With new trends such as electrification and autonomous driving, today’s vehicle can be described as a system of sub-systems
Somewhere in Los Angeles in the United States, the Department of Transportation is partnering on a solution to create a data-driven digital twin of the city’s transport infrastructure1. In other places across the world, the automotive use cases of digital twins are expanding. The automotive industry is indeed one of several industries that have integrated the use of digital twins, given its far-reaching capabilities.

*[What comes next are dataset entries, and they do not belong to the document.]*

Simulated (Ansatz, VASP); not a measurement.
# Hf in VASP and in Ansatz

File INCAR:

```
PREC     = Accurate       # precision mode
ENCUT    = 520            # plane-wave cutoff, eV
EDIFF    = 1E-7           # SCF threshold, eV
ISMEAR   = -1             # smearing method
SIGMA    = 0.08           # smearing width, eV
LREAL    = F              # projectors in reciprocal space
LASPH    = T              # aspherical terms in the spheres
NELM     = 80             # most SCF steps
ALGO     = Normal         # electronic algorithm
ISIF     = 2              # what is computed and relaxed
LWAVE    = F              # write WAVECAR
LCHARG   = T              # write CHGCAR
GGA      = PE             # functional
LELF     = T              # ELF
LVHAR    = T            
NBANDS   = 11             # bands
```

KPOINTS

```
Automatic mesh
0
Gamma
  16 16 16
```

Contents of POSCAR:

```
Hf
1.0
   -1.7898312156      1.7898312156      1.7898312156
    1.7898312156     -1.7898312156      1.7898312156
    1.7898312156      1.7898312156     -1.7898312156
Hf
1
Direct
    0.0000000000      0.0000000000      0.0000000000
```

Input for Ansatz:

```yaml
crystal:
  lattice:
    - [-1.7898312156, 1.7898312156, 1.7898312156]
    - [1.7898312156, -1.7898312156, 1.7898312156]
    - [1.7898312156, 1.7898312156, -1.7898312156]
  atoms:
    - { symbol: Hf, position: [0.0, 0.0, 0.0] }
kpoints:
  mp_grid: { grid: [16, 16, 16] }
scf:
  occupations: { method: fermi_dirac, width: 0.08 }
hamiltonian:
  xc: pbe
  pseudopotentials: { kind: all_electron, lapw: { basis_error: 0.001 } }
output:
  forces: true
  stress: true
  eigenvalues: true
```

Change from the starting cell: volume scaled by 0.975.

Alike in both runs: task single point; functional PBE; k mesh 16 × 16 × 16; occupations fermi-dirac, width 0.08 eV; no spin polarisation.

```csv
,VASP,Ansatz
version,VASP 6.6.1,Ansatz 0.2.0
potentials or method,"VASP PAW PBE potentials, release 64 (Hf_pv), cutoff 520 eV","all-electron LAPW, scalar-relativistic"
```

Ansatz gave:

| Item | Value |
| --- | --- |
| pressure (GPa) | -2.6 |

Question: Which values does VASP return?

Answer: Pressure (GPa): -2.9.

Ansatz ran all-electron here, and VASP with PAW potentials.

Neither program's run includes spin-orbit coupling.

With new trends such as electrification and autonomous driving, today’s vehicle can be described as a system of sub-systems that is continually evolving and that often have different electronic modules—sometimes up to 100 or more. The intricacy of the sub-systems underpins the need for their real-time virtual representation. This is exactly what digital twin is about: a virtual replica of a physical object or system that can be used to simulate real-world conditions and test different scenarios in a virtual environment. It monitors and reflects a physical object through the use of sensors, machine learning and artificial intelligence. Each type of digital twin has its unique capabilities and benefits and can be used together to create a comprehensive digital model of a vehicle.
|Unit-level digital twin
|At the lower hierarchical level, this can reflect a component of equipment, material or environmental factor.
|System-level digital twin
|This comprises several unit-level digital twins in a production system or a complex physical product.
|System of systems (SoS) level digital twin
|Several system-level digital twins form SoS-level digital twins, which enhances collaboration across the supply chain, design, service and maintenance, among others.
Digital Twins Are Big on Data
Digital twins do not only generate vast amounts of data about a physical object but also need data captured from the physical object to provide its full capabilities. In automotive, sensors are fixed on several parts of a vehicle to produce and relay a large amount of data about the vehicle’s functionality and status. The data flow is a crucial part of modern digital twins and can provide several benefits throughout the lifespan of the vehicle.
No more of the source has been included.